DALLAS (AP) -This time last year, the big question surrounding the Dallas Mavericks was how they would bounce back after choking away a 2-0 lead in the NBA finals.
Their response was impressive: Three double-digit winning streaks, a first in league history. Sixty-seven wins, fifth-best in league history. Dirk Nowitzki putting up the numbers and leadership that would make him the team’s first MVP winner.
Then, poof! The Mavs threw it all away again, finding an even more humiliating way to lose – in the first round to a Golden State team that needed a huge push just to scrape its way into the playoffs. By many measures, it ranks as one of the most colossal upsets in all pro sports, making Nowitzki’s honor feel a bit hollow and leaving them with a long summer to stew over their twin failures.
Now what?
How does a team overcome such demoralizing oustings in consecutive postseasons?

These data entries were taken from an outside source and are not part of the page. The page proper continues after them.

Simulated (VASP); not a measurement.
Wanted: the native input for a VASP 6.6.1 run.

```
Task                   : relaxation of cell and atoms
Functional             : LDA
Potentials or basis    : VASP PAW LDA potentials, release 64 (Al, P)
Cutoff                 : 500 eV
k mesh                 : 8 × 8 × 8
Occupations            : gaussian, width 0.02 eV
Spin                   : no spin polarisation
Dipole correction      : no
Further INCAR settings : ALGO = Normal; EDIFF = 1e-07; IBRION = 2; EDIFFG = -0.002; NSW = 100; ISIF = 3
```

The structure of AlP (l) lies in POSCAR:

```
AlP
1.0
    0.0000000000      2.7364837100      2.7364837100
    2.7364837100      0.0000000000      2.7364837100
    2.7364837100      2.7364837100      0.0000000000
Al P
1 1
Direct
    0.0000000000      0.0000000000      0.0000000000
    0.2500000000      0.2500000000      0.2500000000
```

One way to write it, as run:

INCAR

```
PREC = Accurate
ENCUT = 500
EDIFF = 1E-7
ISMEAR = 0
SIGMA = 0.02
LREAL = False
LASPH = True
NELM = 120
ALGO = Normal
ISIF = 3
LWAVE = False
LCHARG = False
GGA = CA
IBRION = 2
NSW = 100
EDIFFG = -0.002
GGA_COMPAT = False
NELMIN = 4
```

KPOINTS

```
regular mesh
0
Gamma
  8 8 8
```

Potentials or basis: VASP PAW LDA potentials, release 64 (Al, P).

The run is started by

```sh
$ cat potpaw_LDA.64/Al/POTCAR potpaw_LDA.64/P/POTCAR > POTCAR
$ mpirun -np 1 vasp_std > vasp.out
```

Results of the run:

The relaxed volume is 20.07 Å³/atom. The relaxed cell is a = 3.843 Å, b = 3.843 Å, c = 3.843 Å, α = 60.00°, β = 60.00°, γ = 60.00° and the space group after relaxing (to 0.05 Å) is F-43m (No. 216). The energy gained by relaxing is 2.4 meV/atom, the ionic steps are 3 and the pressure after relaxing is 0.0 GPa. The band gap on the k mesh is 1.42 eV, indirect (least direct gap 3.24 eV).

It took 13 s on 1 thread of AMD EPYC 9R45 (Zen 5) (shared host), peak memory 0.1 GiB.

And how do they tolerate the 82-game precursor known as the regular season before they can get back to their proving ground?
The answers will come not from their billionaire owner or their German superstar, but in the Cajun twang of their coach, Avery Johnson, aka “The Little General.”
For starters, he’s already gotten everyone to believe the Warriors series was just something that happened.
Players are almost unanimous in their dismissal of it as being trapped in a perfect storm – a streaking team against one that had been cruising into the playoffs, a bad matchup on top of that and whatever inside knowledge former coach Don Nelson shared with the Warriors. Jerry Stackhouse went so far as to say the Mavs were lucky to have stretched the series to six games.
To Johnson, the disheartening part wasn’t losing that series, it was failing to get back to the finals.
“I wouldn’t have been any happier had we won the first round and lost to Utah,” Johnson said, referring to what the Warriors did in the second round.
Nowitzki believes the best approach is to “keep it fresh in your mind, but try to focus on the future.”
“You don’t want to harp on what you’ve done wrong, you’ve got to find ways to move on,” he said. “But, still, the frustration – I won’t forget.”
Neither have league GMs.
In their annual survey, only 15 percent picked the Mavs to win it all. That’s a lot better than the chances they gave Nowitzki to repeat as MVP.
His tally: zilch. Or, as they say in Germany, null.
Such low expectations actually are helping the Mavericks’ mind-set. With the division rival Spurs once again the reigning champs and teams like the Suns, Celtics and Cavaliers drawing more attention this preseason, Nowitzki described Dallas as being in “the underdog role.”
Few know how to work that better than Johnson.
Only 5-foot-11 with an unreliable jump shot, Johnson started his pro career in the USBL, then changed NBA teams six times in six years. Still, he managed to play more than 1,000 NBA games over 16 seasons. He was not only a starter on San Antonio’s first title team, he hit the series-winning shot. Spurs fans adore him so much that his jersey will be retired this season, even though he now coaches their division rival.
Over two-plus years running the Mavericks, he’s 143-39 and already collected a Coach of the Year award. Yet NBA success is defined by the postseason, and he’s only 22-20, with losses in eight of his last 10 games.
“Some champion teams have to experience the agony of defeat to move forward,” Johnson said.
In hopes of joining the list of teams that had to pay their dues before savoring a title, Mavs brass decided to keep the core of the team intact. That meant re-signing Stackhouse and giving Devin Harris a contract extension rather than asking him to prove himself during the final year of his rookie deal.
“Look, we’re not perfect, but we have done some pretty cool things the last two years,” president of basketball operations Donnie Nelson said. “I don’t think you just take six games (the length of the Golden State series) and throw everyone out.”
Probably the only way the front office would change its stance is if the Lakers were willing to trade Kobe Bryant to a Western Conference foe. Nowitzki is untouchable, but everyone else, including All-Star swingman Josh Howard, could be packaged.
Otherwise, the Mavs are going to take another crack with the same crew, hoping experience and a training program with more of an emphasis on lifting weights will be enough to get them over the top.
“When you have a team that’s right there it’s about being able to handle prosperity – winning 15 games in a row or getting to the finals – but it’s also about handling adversity,” Johnson said. “When you’re not playing as well – when you have a losing streak or you’re having a bad four or five games in a playoff series – how are you going to deal with it?”
They have until April to figure it out.